Aladdin proposes to reduce the Company's nominal share capital by DKK
37,633,715 from nominally DKK 38,401,750 to nominally DKK 768,035. 

The capital reduction shall be effected by reducing the per-share-price from
DKK 1.00 to DKK 0.02 without an increase of the total issued number of shares. 

Subsequent to the capital reduction the Company's share capital will amount to
DKK 768,035 distributed on 38,401,750 shares at a price-per-share of DKK 0.02. 

The capital reduction amount will be used to pay out shares in Europe Vision
Plc to shareholders of Europeinvestment A/S, cf. Public Limited Companies Act,
sect. 44a(1)(2). 

The capital reduction will be carried out by transfer to the shareholders of
Europeinvestment A/S of 20 million shares in Europe Vision Plc at the share
price in the market on the day of the general meeting. Each shareholder will
thus receive 20,000,000/38,401,750 shares in Europe Vision Plc for each share
in Europeinvestment A/S held by the shareholder. 

As a consequence of the above the Company's Articles will be amended as follows:

§ 4 (1) is amended to the following wording:

“The share capital of the Company is DKK 768,035 distributed into shares of DKK
0.02 and multiples thereof. A share certificate may include more than one
share.” 

§ 4 (3) is amended to the following wording:
        “The Company's shares are listed at the Copenhagen Stock Exchange and
registered in VP Securities Services in multiples of DKK 0.02.” 

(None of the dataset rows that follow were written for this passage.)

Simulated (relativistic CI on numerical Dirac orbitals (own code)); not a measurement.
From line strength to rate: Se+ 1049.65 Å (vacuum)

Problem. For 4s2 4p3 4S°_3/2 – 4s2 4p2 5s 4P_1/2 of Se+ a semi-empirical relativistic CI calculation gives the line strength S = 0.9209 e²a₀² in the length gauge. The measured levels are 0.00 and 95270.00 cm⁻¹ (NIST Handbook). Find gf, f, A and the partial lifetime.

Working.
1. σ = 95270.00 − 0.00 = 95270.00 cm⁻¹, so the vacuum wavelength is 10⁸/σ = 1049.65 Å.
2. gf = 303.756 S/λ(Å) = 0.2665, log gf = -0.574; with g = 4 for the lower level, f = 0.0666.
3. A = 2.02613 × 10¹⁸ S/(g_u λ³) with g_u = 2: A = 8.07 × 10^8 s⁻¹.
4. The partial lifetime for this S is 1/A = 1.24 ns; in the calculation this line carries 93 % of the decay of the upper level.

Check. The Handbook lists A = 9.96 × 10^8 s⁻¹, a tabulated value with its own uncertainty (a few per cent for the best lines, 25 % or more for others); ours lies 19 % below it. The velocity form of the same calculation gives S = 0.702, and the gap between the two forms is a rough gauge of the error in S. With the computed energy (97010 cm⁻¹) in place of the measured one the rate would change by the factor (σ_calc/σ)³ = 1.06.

§ 4 (10) is amended to the following wording:
        “Until 1 April 2011 the Board of Directors is authorised to increase
the share 
capital of the Company by up to nominally DKK 159,930 without pre-emptive
rights of subscription for the Company's existing shareholders by issue of up
to 159,930 new shares of nominally DKK 1 per share. The new shares shall be
negotiable instruments, may be issued to bearer and may be paid in by other
assets than cash. No limitations on the transferability of the new shares shall
apply.” 

§ 5 is amended to the following wording:
        “At the General Meeting each share of DKK 0.02 shall represent one
vote.” 

In Exhibit 1 to the Articles of Association, items 4 and 14, “nominally DKK 1”
shall be replaced by “nominally DKK 0.02”, and in section 14, “nominally DKK
10,000,000” shall be replaced by “nominally DKK 200,000". 

Finally, it is proposed that the Chairman of the meeting is authorised to
report the decision regarding the decrease of the share capital as well as the
final decrease of the share capital and to make such amendments to the
resolution which may be required by the Commerce and Companies Agency in
connection with the registration. 

Carrying out the Proposal regarding a Decrease of the Share Capital

In accordance with § 16 of the Articles of Association and § 46 of the
Companies Act, the proposal regarding decrease of the share capital may only be
carried out in accordance with the following procedure: 

1. The decrease of the share capital is decided by the General Meeting. The
decrease requires a qualified majority of 2/3 of the votes as well as of the
share capital represented at the General Meeting. 

2. The Company's creditors are requested to report their claims to the Company
by publication in the computer information system of the Commerce and Companies
Agency. 

3. The decrease of the share capital may be carried out at the earliest 3
months after the publication in the computer information system of the Commerce
and Companies Agency. As long as reported, due claims have not been fulfilled
and adequate security has not been provided upon request for claims not due or
disputed, the decrease of the share capital may not be carried out. 

4. When the 3 months have passed, the Europe Vision Plc shares will be
transferred to the shareholders. The Europe Vision Plc shares to be distributed
to the shareholders will be put into a clients´ account with Philip & Partners. 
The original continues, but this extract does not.